Seven Questions with Ugonna Nwabueze and Jalen Young

Ugonna Nwabueze is the producer of Boo Hag or Shadow Man and Jalen Young is the screenwriter. When a career conjure woman messes up a banishment ritual for a client, she accidentally brings back the angry demon to her unsuspecting roommate.

1. Who are your film influencers?

Our greatest film influencer is life and the everyday people that are living it. People at the bus stop heading to work, the grocery store buying frozen meat, the kids at the park riding bikes, and the older people debating about “back in the day.” It’s mundane on the surface, but out of these commonplace moments…art emerges.

2. What are the toughest aspects of making a film today?

A tough aspect of filmmaking today is filtering out the noise. The digital, technological world that we live in has been wonderful in so many ways for filmmakers. For example, we can make incredible films from our phones! However, there are drawbacks: comparison is so much easier on social media, the trap of ego is more insidious… just focusing on the art when there are so many heavy distractions can be tough.

3. Best advice you’ve received as a filmmaker?

Bad advice received is to “use all feedback.” Feedback can be very helpful, however, incorporating all feedback without compromising one’s artistic vision can be difficult. Feedback from different people oftentimes conflict, and so being able to discern what feedback is in alignment with your “Why I’m telling this story” and “How I want to tell this story” is important.

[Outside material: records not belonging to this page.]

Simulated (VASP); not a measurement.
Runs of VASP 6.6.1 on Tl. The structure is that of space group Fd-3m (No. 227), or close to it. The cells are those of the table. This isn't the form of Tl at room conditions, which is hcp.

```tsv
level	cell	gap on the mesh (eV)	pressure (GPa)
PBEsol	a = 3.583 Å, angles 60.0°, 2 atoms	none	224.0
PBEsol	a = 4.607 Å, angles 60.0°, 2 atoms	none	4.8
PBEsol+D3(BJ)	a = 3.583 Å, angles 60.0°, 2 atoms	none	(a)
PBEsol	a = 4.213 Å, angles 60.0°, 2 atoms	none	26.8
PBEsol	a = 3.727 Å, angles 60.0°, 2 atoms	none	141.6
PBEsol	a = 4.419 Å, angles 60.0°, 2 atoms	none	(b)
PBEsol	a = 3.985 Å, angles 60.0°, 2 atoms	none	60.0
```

4. What does it mean to you to be a Black filmmaker or to create films with black stories or characters.

Being a Black filmmaker means so much on a personal and artistic level. It’s such a blessing. Being Black shapes how we experience the world… the beauty and the cruelty. As Black filmmakers we get to pour those experiences out of us in beautiful meaningful ways that make people feel seen. What an honor.

5. What does it mean to you that your film is on Aspire TV and other platforms?

It’s incredible. When we began making this film, we had long discussions about who this story was about. Aspire TV’s audience is exactly who we wanted to reach with this story. To be able to screen Boo Hag at such a massive level is a blessing. We are so grateful.

6. Advice you would give the next gen following you?

Create outside of the box. Do not be afraid to be innovative in the way you approach storytelling. This industry landscape is constantly changing: be a part of ushering new change in the ways you feel called to.

7. Are there any inspirational films, articles or books that you would recommend to go deeper into the topics and themes in your film?

Watch Eve’s Bayou & read Zora Neale Hurston’s work.